Independence isn’t the Opposite of Collaboration
Feb 09, 2026
A reflective look at independence, collaboration, and accountability in residential surveying.
The situation
I’ve seen a couple of recent commentary pieces discussing collaboration and independence in surveying. They come at the issue from different angles, but they share a common assumption.
They frame the problem as cultural or emotional — about attitudes, openness, or reluctance to work together — when in reality it’s structural and regulatory.
That distinction matters more than it might first appear.
Surveyors aren’t navigating a question of preference. They’re operating inside a framework where independence is not optional, and responsibility is personal.
Takeaway one: Independence isn’t a mindset — it’s a requirement
Surveyors are required to give an independent professional opinion. That obligation is ethical, regulatory, and legal.
Independence means forming your own judgement, standing behind your conclusions, and taking responsibility for the advice you give.

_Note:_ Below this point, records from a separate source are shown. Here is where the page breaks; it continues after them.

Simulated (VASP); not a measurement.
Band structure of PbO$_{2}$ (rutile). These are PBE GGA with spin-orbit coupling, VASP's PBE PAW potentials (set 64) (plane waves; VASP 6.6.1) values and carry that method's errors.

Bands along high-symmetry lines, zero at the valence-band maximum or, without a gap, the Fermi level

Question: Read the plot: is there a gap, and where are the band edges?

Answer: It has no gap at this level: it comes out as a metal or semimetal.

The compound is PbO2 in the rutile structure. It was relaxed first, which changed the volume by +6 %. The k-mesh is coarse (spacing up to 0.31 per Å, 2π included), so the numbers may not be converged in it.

It doesn’t mean working alone for the sake of it.
And it doesn’t mean rejecting collaboration.
But it does mean that responsibility never becomes shared simply because a conversation has taken place. The liability remains individual. The opinion remains yours.
That reality shapes behaviour far more than culture ever could.
Takeaway two: Collaboration is being discussed as an ideal, not a practice
Both articles I’ve seen treat collaboration as a moral or cultural choice — something the profession either embraces or resists.
That’s the blind spot.
In a regulated profession, collaboration isn’t just about willingness. It’s about how support is designed in a way that respects professional risk.
What often goes unexplored is:
- How collaboration works inside regulation
- How peer discussion differs from decision-making
- Why surveyors are cautious in public or semi-public spaces
Without that context, collaboration gets promoted as an ideal, rather than examined as a practice that has to function within real constraints.
Takeaway three: Support, mentoring, and collaboration aren’t the same thing
Another quiet confusion sits underneath these debates: collaboration is often treated as interchangeable with support or mentoring.
They’re not the same.
- Support helps someone think
- Mentoring helps someone develop
- Collaboration involves shared working, which immediately raises questions about responsibility
Surveyors are rarely confused about the value of support. Most actively seek it.
What they are careful about is where support might be mistaken for shared responsibility — by others, or retrospectively.
What surveyors are actually weighing up
What gets described as resistance usually sounds more like this internally:
- If I help here, am I exposing myself to liability?
- If I ask for help, am I diluting my professional standing or independence?
- Will collaboration make me look weak — or worse, careless?
These aren’t emotional hang-ups.
They’re rational questions in a profession where accountability is personal and consequences matter.
That’s why well-intentioned calls for “more openness” can sometimes feel slightly off — even when the underlying sentiment is sound.
The irony
The most open, honest conversations about practice already tend to happen in:
- well-moderated peer spaces
- communities that understand boundaries
- environments where “this is not advice” is understood, not mocked
That’s where surveyors ask the questions they wouldn’t ask publicly.
That’s where nuance survives.
That’s where learning happens without pretending liability has disappeared.
Which is exactly why how collaboration happens matters far more than how loudly it’s promoted.
Where this leaves us
Surveyors don’t fear collaboration. They fear confused accountability.
The real risk appears when discussion turns into delegation, opinions are crowdsourced rather than formed, or responsibility is blurred in the name of openness.
Where surveyors have the most appropriate support, they tend to have the most confidence — and often the most sustainable success.
That doesn’t happen by accident.
Whether you’re a practice owner or not, support tends to work best when it is intentional: chosen carefully, structured thoughtfully, and aligned with how responsibility actually works in practice.
Independence isn’t the opposite of collaboration.
Isolation is.
And confusing the two does far more harm than good.